Model-robust standardization in cluster-randomized trials

TL;DR

This paper introduces a unified, model-robust standardization approach for cluster-randomized trials that ensures consistent estimation of treatment effects regardless of model misspecification or informative cluster sizes.

Contribution

It proposes estimators for treatment effects that are consistent under model misspecification and introduces a jackknife variance estimator, with implementation in an R package.

Findings

Estimators are consistent across various scenarios.

The approach improves inference accuracy in cluster trials.

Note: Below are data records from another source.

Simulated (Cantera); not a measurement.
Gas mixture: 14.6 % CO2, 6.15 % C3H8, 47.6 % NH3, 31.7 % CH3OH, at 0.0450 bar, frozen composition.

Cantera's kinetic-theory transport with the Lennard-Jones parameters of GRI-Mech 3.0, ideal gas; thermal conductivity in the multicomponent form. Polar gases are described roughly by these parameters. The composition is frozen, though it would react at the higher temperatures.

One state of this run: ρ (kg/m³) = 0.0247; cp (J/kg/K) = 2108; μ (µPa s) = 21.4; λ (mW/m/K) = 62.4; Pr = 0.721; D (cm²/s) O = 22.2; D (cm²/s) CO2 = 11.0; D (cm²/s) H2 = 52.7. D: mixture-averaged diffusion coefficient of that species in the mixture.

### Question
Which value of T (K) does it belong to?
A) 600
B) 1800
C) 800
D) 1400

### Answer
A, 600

A new test for informative cluster size is developed.

Abstract

In cluster-randomized trials, generalized linear mixed models and generalized estimating equations have conventionally been the default analytic methods for estimating the average treatment effect as routine practice. However, recent studies have demonstrated that their treatment effect coefficient estimators may correspond to ambiguous estimands when the models are misspecified or when there exists informative cluster sizes. In this article, we present a unified approach that standardizes output from a given regression model to ensure estimand-aligned inference for the treatment effect parameters in cluster-randomized trials. We introduce estimators for both the cluster-average and the individual-average treatment effects (marginal estimands) that are always consistent regardless of whether the specified working regression models align with the unknown data generating process. We further explore the use of a deletion-based jackknife variance estimator for inference. The development of our approach also motivates a natural test for informative cluster size. Extensive simulation experiments are designed to demonstrate the advantage of the proposed estimators under a variety of scenarios. The proposed model-robust standardization methods are implemented in the MRStdCRT R package.